Async Web Scraping with scrapy_cffi

#python #webscraping #asyncio #opensource

Introduction

scrapy_cffi is a lightweight async-first web scraping framework that follows a Scrapy-style architecture.

It is designed for developers who want a familiar crawling flow, but with full asyncio support, modular utilities, and flexible integration points.

The framework uses curl_cffi as the default HTTP client—requests-like API but more powerful—but the request layer is fully decoupled from the engine, allowing easy replacement with other HTTP libraries in the future.

Even if you don't need a full crawler, many of the utility libraries can be used independently.
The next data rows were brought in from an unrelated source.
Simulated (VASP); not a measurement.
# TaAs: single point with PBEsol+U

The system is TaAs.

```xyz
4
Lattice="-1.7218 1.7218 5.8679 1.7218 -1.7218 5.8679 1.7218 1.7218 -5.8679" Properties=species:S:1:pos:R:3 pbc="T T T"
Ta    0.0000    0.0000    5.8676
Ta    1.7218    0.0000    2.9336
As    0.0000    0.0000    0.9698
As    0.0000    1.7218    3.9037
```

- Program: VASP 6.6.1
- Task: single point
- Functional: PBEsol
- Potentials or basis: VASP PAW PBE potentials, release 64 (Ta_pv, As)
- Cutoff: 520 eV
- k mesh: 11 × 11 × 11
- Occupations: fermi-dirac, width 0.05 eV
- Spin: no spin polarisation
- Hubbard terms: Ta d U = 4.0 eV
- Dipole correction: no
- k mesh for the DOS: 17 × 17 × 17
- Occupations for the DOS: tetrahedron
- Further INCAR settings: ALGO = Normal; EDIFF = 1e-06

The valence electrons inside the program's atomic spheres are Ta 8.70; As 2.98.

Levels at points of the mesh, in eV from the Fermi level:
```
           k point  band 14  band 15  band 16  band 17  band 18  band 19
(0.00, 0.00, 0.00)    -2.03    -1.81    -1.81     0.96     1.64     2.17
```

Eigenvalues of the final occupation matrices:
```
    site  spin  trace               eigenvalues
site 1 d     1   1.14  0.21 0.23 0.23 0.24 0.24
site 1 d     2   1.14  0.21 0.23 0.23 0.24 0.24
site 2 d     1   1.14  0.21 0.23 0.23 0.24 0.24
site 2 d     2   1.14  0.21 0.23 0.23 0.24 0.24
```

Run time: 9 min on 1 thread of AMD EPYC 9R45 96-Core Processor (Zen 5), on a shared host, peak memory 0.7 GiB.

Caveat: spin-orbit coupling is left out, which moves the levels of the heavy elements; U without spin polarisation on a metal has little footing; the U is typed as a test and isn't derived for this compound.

💡 IDE-friendly: The framework emphasizes code completion, type hints, and programmatic settings creation, making development and debugging smoother in modern Python IDEs.

Why `scrapy_cffi`?

scrapy_cffi was designed with several core principles in mind:

API-first & Modular: All spiders, pipelines, and tasks are fully accessible via Python interfaces. CLI is optional, and settings are generated programmatically to support both single and batch spider execution modes.
Async Execution: Fully asyncio-based engine allows high concurrency, HTTP + WebSocket support, and smooth integration with async workflows.
Scrapy-style Architecture: Spider flow, pipelines, and hooks resemble Scrapy, making it easy for existing Scrapy users to transition.
Decoupled Request Layer: By default, curl_cffi is used, but the scheduler and engine are independent of the HTTP client. This allows flexible swapping of request libraries without touching the crawler core.
Utility-first: Components like HTTP, WebSocket, media handling, JSON parsing, and database adapters can be used independently, supporting small scripts or full asynchronous crawlers alike.

✨ Features

🕸️ Scrapy-style components: spiders, items, pipelines, interceptors
⚡ Fully asyncio-based engine for high concurrency
🌐 HTTP & WebSocket support with TLS
🔔 Lightweight signal system
🔌 Plug-in ready interceptor & task manager
🗄️ Redis-compatible scheduler (optional)
💾 Built-in adapters for Redis, MySQL, and MongoDB with automatic retry & reconnection

🚀 Quick Start

# Install
pip install scrapy_cffi

# Create a new project
scrapy-cffi startproject myproject
cd myproject

# Generate a spider
scrapy-cffi genspider myspider example.com

# Run your crawler
python runner.py

Note: The CLI command changed from scrapy_cffi (≤0.1.4) to scrapy-cffi (>0.1.4).
Because scrapy_cffi uses programmatic settings creation and API-first design, the framework does not rely on CLI for spider execution.

Full documentation: docs/

⭐ Star & contribute on GitHub: scrapy_cffi

⚡ Handy Utilities

scrapy_cffi provides several async-first and utility-focused features that make crawling and async task orchestration easier:

Async Crawling

Supports both async def async generators and Scrapy-style synchronous generators.
Fully asyncio-based execution with high concurrency.

ResultHolder

Aggregate multiple request results before generating the next batch.
Useful for multi-stage workflows and distributed tasks.

Hooks System

Access sessions, scheduler, or other subsystems safely.
Supports multi-user cookies and session rotation.

HTTP + WebSocket Requests

Send HTTP & WebSocket requests in a single Spider.
TLS support included.
Advanced curl_cffi features: TLS/JA3 fingerprinting, proxy control, unified HTTP/WS API.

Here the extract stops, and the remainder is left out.